2nd Lecture - Political Science with Prof. Akihiko Tanaka
Date: Wednesday, 1 September 2021
Time: 08.00 - 10.00 GMT+7
Platform: Zoom Meetings & Youtube Livestream
Speaker: Prof. Akihiko Tanaka, National Graduate Studies Institute for Policy Studies (GRIPS)
Moderator: Dr. Rabi’ah Aminudin, International Islamic University of Malaysia (IIUM)
Audience: Total of 2,531 participants from Southeast Asian countries
Building Indo-Pacific Cooperation in 21st Century Asia
It is very important to pay attention to hard facts of geopolitics, but given the potentials of the Indo-Pacific, we need to explore together where we can cooperate.
The economic areas. In terms of quality of life, further development is necessary for many countries, and it should be a sustainable one. In addition to the simple measure of GDP statistics, we need to consider various targets expressed in the SDGs when we plan future collaboration in the Indo-Pacific region.

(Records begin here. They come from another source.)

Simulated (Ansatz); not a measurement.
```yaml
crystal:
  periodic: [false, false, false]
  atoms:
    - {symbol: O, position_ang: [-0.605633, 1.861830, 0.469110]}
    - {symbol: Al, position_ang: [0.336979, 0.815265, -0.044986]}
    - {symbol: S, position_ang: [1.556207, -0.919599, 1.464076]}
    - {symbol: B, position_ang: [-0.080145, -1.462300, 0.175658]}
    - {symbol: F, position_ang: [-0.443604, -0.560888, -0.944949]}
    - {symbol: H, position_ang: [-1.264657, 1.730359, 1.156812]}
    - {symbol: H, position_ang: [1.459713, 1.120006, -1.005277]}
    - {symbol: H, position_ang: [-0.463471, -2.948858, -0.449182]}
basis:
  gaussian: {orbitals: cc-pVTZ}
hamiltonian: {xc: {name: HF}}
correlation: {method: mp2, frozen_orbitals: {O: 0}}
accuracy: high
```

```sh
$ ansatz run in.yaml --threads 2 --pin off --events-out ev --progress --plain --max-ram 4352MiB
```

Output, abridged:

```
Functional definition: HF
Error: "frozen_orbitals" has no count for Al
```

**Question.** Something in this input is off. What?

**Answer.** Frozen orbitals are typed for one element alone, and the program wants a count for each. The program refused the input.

The mortality of children under five. In many countries, more than 25 out of 1000 children die before they reach 5 years old. To reduce extreme poverty and improve health conditions, basic infrastructure such as safe water, paved roads, and electricity are essential. Some Indo-Pacific countries have recent experiences in improving such conditions, so by collaborating with other countries which are still struggling, Indo-Pacific countries can offer suggestions, advice, and help.
Climate change. Unless China and the US reduce greenhouse gas emissions significantly, the climate crisis cannot be avoided. Climate-related natural disasters appear to become more and more frequent. Disaster risk reduction can be a very important area of cooperation.
Infrastructure. In addition to basic infrastructure, large-scale infrastructures such as ports, airports, and railways are also important for further cooperation in the Indo-Pacific. China can contribute to the development of the Indo-Pacific region under its scheme of Belt and Road Initiative. As long as it is conducted in a transparent manner with full consideration of not increasing the debt burden of the recipient country and without discriminating other parties, Chinese efforts also can become an integral element of the Indo-Pacific element.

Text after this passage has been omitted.